45 Fifthly, from the regulator's perspective, there is much to be gained, in the public interest, in reaching the consensus reflected in the joint submission which, in truth, is a calculus of competing considerations which take their distilled form in the joint submission as a result of a range of considerations and, no doubt, positions put; some accepted; some rejected; and many negotiated, with a view to addressing the contraventions without the necessity of litigation. Plainly enough, significant costs will be avoided for the Authority as a result of this approach to the matter. Court time will be saved and matters of other litigants will be allocated to Court time that would have been consumed in hearing the present proceeding.
46 Sixthly, although Mr Atkinson has been the subject of New Zealand proceedings, I note that he also cooperated with the New Zealand authorities in resolving the matters in issue in that jurisdiction. I note that Mr Atkinson contends in the joint submissions that he made some attempts to prevent the distribution of the emails to Australian addressees although the attempts are undocumented and undefined. Nevertheless, I accept that some attempt was made to prevent that distribution.
47 Seventhly, in assessing whether the quantum of the proposed penalty is appropriate in all the circumstances, I have taken into account the agreed position concerning the facts of the contraventions; the unquantifiable but recognised costs and losses imposed on users by conduct such as Mr Atkinson's conduct; the highly deliberate character of the conduct engaged in for profit‑making by Mr Atkinson; the attempts by Mr Atkinson to counteract filters used to prevent spam communications from reaching Australian users; and the other considerations earlier mentioned.

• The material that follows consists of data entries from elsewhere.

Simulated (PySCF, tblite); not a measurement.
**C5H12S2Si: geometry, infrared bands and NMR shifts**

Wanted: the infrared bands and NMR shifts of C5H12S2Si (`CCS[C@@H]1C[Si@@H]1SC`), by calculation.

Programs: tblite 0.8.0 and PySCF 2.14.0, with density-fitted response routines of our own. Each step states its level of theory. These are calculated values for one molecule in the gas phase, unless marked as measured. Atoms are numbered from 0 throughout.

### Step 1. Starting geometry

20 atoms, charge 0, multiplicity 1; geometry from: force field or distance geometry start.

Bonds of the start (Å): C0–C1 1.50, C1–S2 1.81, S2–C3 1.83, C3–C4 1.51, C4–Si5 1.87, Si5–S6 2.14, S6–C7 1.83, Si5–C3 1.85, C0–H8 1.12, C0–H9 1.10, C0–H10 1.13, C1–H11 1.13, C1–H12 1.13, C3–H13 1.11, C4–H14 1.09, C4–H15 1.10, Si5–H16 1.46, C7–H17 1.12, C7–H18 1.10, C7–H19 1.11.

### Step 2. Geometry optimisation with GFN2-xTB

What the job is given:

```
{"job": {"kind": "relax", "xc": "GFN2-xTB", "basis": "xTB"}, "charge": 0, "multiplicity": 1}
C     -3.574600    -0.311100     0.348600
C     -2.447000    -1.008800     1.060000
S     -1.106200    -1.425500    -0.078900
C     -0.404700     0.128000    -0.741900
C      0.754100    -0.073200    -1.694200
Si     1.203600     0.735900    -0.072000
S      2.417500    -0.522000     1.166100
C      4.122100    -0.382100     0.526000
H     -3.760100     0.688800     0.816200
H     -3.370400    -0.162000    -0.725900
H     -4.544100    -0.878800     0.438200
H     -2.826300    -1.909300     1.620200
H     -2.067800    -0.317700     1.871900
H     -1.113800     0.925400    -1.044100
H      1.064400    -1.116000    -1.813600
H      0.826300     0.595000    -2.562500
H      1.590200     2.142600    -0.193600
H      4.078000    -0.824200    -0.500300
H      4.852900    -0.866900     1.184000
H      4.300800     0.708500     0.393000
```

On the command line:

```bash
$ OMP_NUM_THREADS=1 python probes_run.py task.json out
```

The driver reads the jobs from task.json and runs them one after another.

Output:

48 Eighthly, although the pecuniary penalty is a matter for the Court to determine (Minister for Industry, Tourism and Resources v Mobil Oil Australia Pty Ltd [2004] FCAFC 72), and the question of whether the Court ought to make declarations as to particular matters or injunctions framed in a particular way or at all necessarily involves discretionary considerations and questions of utility, the Court will attach significant weight to a negotiated settlement quickly reached between parties acting with the benefit of legal advice, provided the document identifies the conduct precisely; the responsibility of each respondent in that conduct is recognised (whether at the centre or at the margin); and the proposed penalty is within the range the Court would impose and is thus not manifestly inadequate: Trade Practices Commission v TNT Australia Pty Ltd (1995) ATPR 41‑375; NW Frozen Foods Pty Ltd v Australian Competition and Consumer Commission (1996) 71 FCR 285; Australian Communications and Media Authority v Radio 2UE Sydney Pty Ltd (No 2) (2009) 178 FCR 199. The approach to the assessment of a pecuniary penalty under the Spam Act ought, in principle, to reflect some of the considerations applied by the Court in assessing a pecuniary penalty under the Trade Practices Act 1974 (Cth). In particular, the Court will have regard to the elements of specific and general deterrence and assess whether a proposed penalty might be so high as to be oppressive in all the circumstances: Australian Competition and Consumer Commission v Leahy Petroleum Pty Ltd (No 3) (2005) 215 ALR 301; TPC v Stihl Chainsaws (Aust) Pty Limited; NW Frozen Foods Pty Ltd v ACCC at 293.
49 I am satisfied that the proposed pecuniary penalty is within the range that the Court would impose, although I take the view that the proposed penalty in the joint submission is towards the lower end of that range having regard to the concessions made on the facts and the criteria informing the determination of a penalty. However, Mr Atkinson's cooperation is a significant factor in determining whether the penalty is within the range and thus not manifestly inadequate. The proposed penalty of $210,000.00 is one which will impose specific deterrence upon Mr Atkinson and suggests to the broader community, as a matter of general deterrence, that contravention of the Spam Act attracts significant penalties. In addition, the public recognition that early and close cooperation with the Authority, when confronted with conduct in contravention of the Spam Act, is likely to significantly mitigate the pecuniary penalty ultimately imposed, is in the public interest, by creating incentives for contraveners to cooperate early and comprehensively.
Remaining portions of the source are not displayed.